|John Broskie's Guide to Tube Circuit Analysis & Design|
28 February 2011
Blog number 200
Now, 200 blog entries, many of which could have—indeed, should have—been broken up into several separate blog postings, equals a lot of words, schematics, and graphs. Yet, I absolutely know that I could have posted twice, three times, four times more...if life had proved more compliant, less rigid. Posting isn't easy.
Many readers have told me that they know how much work is required to create these posts, as they have had to produce similar presentations. white papers, and webpages for their employers. Just drawing schematics is amazingly time devouring and many would prefer to get a speeding ticket to having to write a paragraph. On the Other hand, I enjoy both these tasks, but stealing the time required is difficult. One of my favorite fantasy is where a billionaire, like Paul Allen for example, finds that he enjoys reading the Tube CAD Journal so much and believes it is important enough that he contributes sufficient funds to allow me to post freely, unconstrained by limited time and life's pressures. You see, it's not just the money that would help, rather it's the upgrade in status that such an underwriting would bestow upon this enterprise, making this blog not just a vanity-press-like dalliance, but a real job. And we all know that real jobs are powerful—powerful enough to compel respect and accommodations not only from oneself, family, friends, but the rest of the world.
Until such a fantasy comes true, I will have to make do with my newly truncated work schedule (my kids require more of my time and I happily give it). I believe, however, that I might have a few solutions to at some of my difficulties in running my GlassWare business. For example, I need to post kit construction web pages for each of my circuit boards, so that a customer can see the steps required to assemble a line stage, phono stage, or power supply. Pixels are free, or almost free, so only a fool would be niggardly with them. In other words, unlike printed matter, it is super easy and cheap to take color photos and post them on the web. And while contemplating how American gun makers define their product creation schedules, I might have gleaned the right way proceed with the Aikido kits.

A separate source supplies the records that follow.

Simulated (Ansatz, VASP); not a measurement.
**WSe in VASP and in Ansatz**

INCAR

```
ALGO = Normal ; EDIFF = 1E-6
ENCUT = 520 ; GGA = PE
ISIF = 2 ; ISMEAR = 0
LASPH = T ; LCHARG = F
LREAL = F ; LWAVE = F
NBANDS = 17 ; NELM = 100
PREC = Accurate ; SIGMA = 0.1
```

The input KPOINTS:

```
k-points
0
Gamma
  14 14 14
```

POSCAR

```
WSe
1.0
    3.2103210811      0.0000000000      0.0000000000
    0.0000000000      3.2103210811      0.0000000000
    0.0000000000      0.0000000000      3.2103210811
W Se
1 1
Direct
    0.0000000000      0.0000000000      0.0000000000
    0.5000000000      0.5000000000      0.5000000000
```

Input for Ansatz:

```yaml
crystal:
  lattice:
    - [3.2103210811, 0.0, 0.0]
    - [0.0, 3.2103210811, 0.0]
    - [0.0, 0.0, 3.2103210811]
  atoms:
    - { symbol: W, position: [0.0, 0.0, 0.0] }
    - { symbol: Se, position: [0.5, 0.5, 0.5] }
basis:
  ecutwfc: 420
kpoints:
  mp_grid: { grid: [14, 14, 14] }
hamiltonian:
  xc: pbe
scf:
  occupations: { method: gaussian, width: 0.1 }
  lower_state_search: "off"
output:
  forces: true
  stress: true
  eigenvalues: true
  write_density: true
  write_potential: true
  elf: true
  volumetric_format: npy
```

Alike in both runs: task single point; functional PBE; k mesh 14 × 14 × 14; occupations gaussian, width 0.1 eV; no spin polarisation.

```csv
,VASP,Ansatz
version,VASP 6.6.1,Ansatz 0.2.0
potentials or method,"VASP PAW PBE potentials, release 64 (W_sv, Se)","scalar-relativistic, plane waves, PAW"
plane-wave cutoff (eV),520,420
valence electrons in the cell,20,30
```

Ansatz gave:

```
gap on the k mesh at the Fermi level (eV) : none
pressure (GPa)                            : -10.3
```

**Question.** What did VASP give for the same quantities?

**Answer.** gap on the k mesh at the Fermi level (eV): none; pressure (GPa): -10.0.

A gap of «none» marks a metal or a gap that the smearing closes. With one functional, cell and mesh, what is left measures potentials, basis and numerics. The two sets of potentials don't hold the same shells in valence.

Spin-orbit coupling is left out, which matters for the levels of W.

Somehow, I have to find a way to cut down on e-mail. This website got 422,000 hits last week (there were more hits in previous weeks). There are porn sites that would welcome such a big number. One day I fully expect to break a million a week. The problem with such success is that it garners a lot of e-mail. For example, in spite of three layers of spam filtering, I spend an easy hour a day just deleting spam e-mail; and I could easily, easily spend eight hours a day answering e-mail.
Tetra Phono Stage Update
Many LPs exhibited a live quality that is altogether missing from the equivalent CD version. In fact, I couldn't ignore the startlingly live sound resurrected from these old LPs—even when I wanted to do so. Background music became foreground music. Often, I had to get up and walk into the loudspeaker's sweet spot, because the music beckoned my unalloyed attention. I just wish that I didn't hate having to flip LPs every 20 minutes.
Surely, these small improvements to the PCB could not so greatly increase the sound quality over the original Tetra PCB. No, they couldn't, although we should never discount how small, marginal, almost insignificant improvements in sound quality can produce huge increases in our perception. How so? Semantic content. Music is more than just sound, vibrations transmitted through an elastic substance, such as air; it is a medium for meaning. Lyrics can tell a story or at least convey a mood or emotion. So, too, even purely instrumental music can paint a continuous, unified, and evocative composition. Music is chockfull with meaning. And the difference between not getting it and getting it is infinity.
Tetra & Positive Feedback
The following circuit shows how a small amount of positive feedback can be introduced.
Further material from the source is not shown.